Examples of something you have include a driver's license or a magnetic swipe
card. Something you are refers to biometrics. Examples of biometrics include
palm prints, finger prints, voice prints and retina (eye) scans. Strong
authentication requires providing information from two of the three different
types of authentication information. For example, something you know plus
something you have. This is called two factor authentications.
On computer
systems in use today, the Username is the most common form of identification
and the Password is the most common form of authentication. Usernames and
passwords have served their purpose but in our modern world they are no longer
adequate. Usernames and passwords are slowly being replaced with more
sophisticated authentication mechanisms.
After a person,
program or computer has successfully been identified and authenticated then it
must be determined what informational resources they are permitted to access
and what actions they will be allowed to perform (run, view, create, delete, or
change). This is called authorization.
Authorization to
access information and other computing services begins with administrative
policies and procedures. The policies prescribe what information and computing
services can be accessed, by whom, and under what conditions. The access
control mechanisms are then configured to enforce these policies.
Different
computing systems are equipped with different kinds of access control
mechanisms - some may even offer a choice of different access control
mechanisms. The access control mechanism a system offers will be based upon one
of three approaches to access control or it may be derived from a combination
of the three approaches.
The
non-discretionary approach consolidates all access control under a centralized
administration. The access to information and other resources is usually based
on the individuals function (role) in the organization or the tasks the
individual must perform. The discretionary approach gives the creator or owner
of the information resource the ability to control access to those resources.

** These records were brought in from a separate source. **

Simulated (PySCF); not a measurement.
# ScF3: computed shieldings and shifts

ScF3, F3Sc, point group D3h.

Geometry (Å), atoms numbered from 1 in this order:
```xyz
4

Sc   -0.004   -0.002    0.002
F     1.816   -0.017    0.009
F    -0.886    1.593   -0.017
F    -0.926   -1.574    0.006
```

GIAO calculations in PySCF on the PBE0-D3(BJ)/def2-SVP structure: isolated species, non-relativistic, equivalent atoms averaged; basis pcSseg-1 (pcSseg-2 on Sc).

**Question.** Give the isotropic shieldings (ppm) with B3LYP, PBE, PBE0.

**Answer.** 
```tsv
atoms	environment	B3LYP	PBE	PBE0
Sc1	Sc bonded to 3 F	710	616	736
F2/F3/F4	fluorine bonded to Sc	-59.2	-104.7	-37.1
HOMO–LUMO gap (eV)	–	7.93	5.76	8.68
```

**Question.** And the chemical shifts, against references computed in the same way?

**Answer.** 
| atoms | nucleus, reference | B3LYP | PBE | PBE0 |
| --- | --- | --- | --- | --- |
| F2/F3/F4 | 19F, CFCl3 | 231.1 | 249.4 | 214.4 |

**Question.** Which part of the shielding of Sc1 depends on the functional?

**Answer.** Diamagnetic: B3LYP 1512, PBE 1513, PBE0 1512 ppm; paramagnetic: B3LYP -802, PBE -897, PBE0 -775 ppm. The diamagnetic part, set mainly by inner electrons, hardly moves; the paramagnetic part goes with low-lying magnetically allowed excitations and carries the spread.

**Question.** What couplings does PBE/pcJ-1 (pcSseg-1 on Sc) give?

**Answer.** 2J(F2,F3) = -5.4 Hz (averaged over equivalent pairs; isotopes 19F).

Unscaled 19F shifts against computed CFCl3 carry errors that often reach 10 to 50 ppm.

In the Mandatory access control approach, access is granted or denied basing
upon the security classification assigned to the information resource.
Examples of
common access control mechanisms in use today include Role-based access control
available in many advanced Database Management Systems, simple file permissions
provided in the UNIX and Windows operating systems, Group Policy Objects
provided in Windows network systems, Kerberos, RADIUS, TACACS, and the simple
access lists used in many firewalls and routers.
To be effective,
policies and other security controls must be enforceable and upheld. Effective
policies ensure that people are held accountable for their actions. All failed
and successful authentication attempts must be logged, and all access to information
must leave some type of audit trail. [Citation needed]
Cryptography
Information
security uses cryptography to transform usable information into a form that
renders it unusable by anyone other than an authorized user; this process is
called encryption. Information that has been encrypted (rendered unusable) can
be transformed back into its original usable form by an authorized user, who
possesses the cryptographic key, through the process of decryption.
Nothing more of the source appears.